O(N)-Universality Classes and the Mermin-Wagner Theorem

TL;DR

This paper explores how O(N)-symmetric models' universality classes change with dimension and field components, highlighting the effects of the Mermin-Wagner theorem and discovering new multi-critical potentials and classes.

Contribution

It provides a continuous analysis of O(N) universality classes across dimensions, revealing the emergence and disappearance of multi-critical potentials and infinite classes at N=0.

Findings

Multi-critical effective potentials exist for 2<d<3 and N≥1.

These potentials vanish at d=2 for N>1, aligning with the Mermin-Wagner theorem.
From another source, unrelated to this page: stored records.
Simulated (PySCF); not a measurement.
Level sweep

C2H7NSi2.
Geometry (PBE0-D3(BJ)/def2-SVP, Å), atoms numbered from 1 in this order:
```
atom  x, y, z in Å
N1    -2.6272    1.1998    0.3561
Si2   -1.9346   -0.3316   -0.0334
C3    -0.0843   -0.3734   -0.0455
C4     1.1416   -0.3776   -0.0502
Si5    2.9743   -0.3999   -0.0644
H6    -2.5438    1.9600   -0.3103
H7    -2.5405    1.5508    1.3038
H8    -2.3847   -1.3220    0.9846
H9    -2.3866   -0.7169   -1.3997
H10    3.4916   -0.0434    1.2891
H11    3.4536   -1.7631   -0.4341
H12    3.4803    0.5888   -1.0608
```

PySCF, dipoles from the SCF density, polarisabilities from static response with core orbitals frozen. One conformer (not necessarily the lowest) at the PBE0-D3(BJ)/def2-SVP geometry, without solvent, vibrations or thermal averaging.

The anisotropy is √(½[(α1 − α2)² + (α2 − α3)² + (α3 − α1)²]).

An infinite family of O(N=0) classes exists in two dimensions.

Abstract

We study how universality classes of O(N)-symmetric models depend continuously on the dimension d and the number of field components N. We observe, from a renormalization group perspective, how the implications of the Mermin-Wagner-Hohenberg theorem set in as we gradually deform theory space towards d=2. For fractal dimension in the range 2<d<3 we observe, for any N bigger than or equal to 1, a finite family of multi-critical effective potentials of increasing order. Apart for the N=1 case, these disappear in d=2 consistently with the Mermin-Wagner-Hohenberg theorem. Finally, we study O(N=0)-universality classes and find an infinite family of these in two dimensions.